A box of bulbs arrived Saturday, containing within the cardboard confines all the promises of fall work, winter waiting and spring wonder.
The decision was made last March or April to order then rather than waiting to select and purchase the following season’s bulbs during these autumn days. That way, the reasoning went, the choices would be thoughtful, with awareness of precisely where new daffodils, fritillaria, tulips and crocuses should best go.
Needs were plain to see, as absences that begged filling. I also developed an itch that required scratching: a heated passion for tulips. With this newly awakened appreciation I marvel at how I could have wasted more than four decades failing to enjoy the beauty of these flowers. Hoity-toity me, I sniffed and condemned tulips as too artificial for the likes of my cultured self.
My ignorance, now that I’ve discovered the vast array and endless beauty of the tulip, staggers me; my condescension toward those who enjoy them shames me. Before this past spring, I suspected tulip aficionados to be of a type who most likely enjoyed ‘tulip tires,’ too, and who whitewashed tree trunks. And who were capable of positioning an abandoned metal bed frame beside the road, planted with flowers, bearing a helpful hand-painted sign for passer-byes cleverly noting that here is a “flowerbed.”
Gentled this past year, tulip tires, white-washed trees and metal flowerbeds seem poignant — a Southern phenomenon like our Easter-egg trees, when mountain families festoon winter-bare trees with colorful plastic eggs, a cultural practice I can’t, frankly, quite fathom. But we’ll be poorer for it when that day comes in the South when no one in Alabama, Georgia and South Carolina decorate their yards for motorists’ enjoyment, and if trees in Western North Carolina each April don’t inexplicably spawn plastic Easter eggs.
To return to bulbs: I’m very happy, now that bulb-planting time is here, with the decision to order early. It was so unlike me to do something in anticipation, rather than in mere Pavlovian-conditioned response. To actually plan nearly 12 months in advance for future pleasures — how thrilling now that the box has arrived in the mail, how satisfying the expectations of spring beauty to come.
The word “spring” is used in the loosest sense. For the flower gardener, at least this particular flower gardener, the beginning of spring is the onset of bloom following snows. That can be early February some years in Western North Carolina, though sometimes we must wait almost for March to arrive.

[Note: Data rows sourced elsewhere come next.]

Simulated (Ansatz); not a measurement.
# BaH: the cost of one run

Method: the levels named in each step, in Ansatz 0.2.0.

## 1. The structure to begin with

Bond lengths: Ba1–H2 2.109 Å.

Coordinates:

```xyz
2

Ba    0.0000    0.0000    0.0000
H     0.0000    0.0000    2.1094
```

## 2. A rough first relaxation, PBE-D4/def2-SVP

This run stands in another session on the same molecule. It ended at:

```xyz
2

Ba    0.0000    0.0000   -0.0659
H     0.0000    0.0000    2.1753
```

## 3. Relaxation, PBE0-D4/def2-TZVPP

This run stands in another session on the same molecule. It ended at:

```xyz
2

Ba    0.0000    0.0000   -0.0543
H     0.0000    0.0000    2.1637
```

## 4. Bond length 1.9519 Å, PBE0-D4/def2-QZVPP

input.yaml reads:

After months of hot weather and crazed growth, I can no longer easily picture what the landscape looks like during the comparative bareness of spring. Not with the flower garden bursting with fall bloom. I can’t see beyond the now of lilac-colored asters, gold- and maroon- and salmon-colored chrysanthemums, bright zinnias and light, delicate pink cosmos flanked by the husky, darker pinks of autumn sedum. A huge patch of grasses, as tall as I am, has declined to remain within its allotted space but towers resplendent in the gold and fading greens of fall, dominating the front bed. Sea oats bounce in response to the slightest breath of air, a quivering living edge for the back bed nearest the dining-room windows.
My breakfast, as usual a bowl of cereal drowning in goat’s milk, was spent this morning watching birds visit the feeders and surveying the flowerbeds. This breakfast inspection wasn’t encouraging.
The flowerbeds do not seem to allow for adding even a single blade of grass. Much less the 100 or so bulbs ordered, with more to come in another shipment.
Though I congratulate myself on the ordering early aspect, my failure to map where I intended to actually plant these new bulbs haunts me now. Were the crocuses destined for the empty space I seem to remember near the front of the hellebores, or were they to go along the side of the house entrance? The poppy collection — where in the world did I think they could be planted? Ten minnow daffodil, five tulip, 10 Grecian windflowers, 12 hyacinths; what was I thinking? I’m surprised that in my spring enthusiasm I didn’t order a partridge in a pear tree, because if there’s room for all of these bulbs, there’s certainly room to squeeze that in, too.
If I follow my usual planting patterns, I’ll remain in frozen indecision until the last possible moment. One bleak, cold December day with snow threatening will find me hunched in the flower beds, digging holes with a trowel, dropping bulbs hither and thither in a willy-nilly frenzy, telling myself that come spring the flowers will look good wherever they grow.
And, that’s actually true. Our finest Southern garden writer, Elizabeth Lawrence, once noted that of the myriad flowers found in our seasonal gardens, none are so important as those first few we discover blooming. I find this particularly insightful following a long, drab winter, when the barnyard is a disagreeable mucky mess and the landscape a dull, lifeless brown for months on end. Those first blooms bring such joy and excitement. Totally out of proportion, perhaps, with the actual discreetness of the white, yellow or purple flowers. As one often discovers in a general way about almost anything in life, context is everything.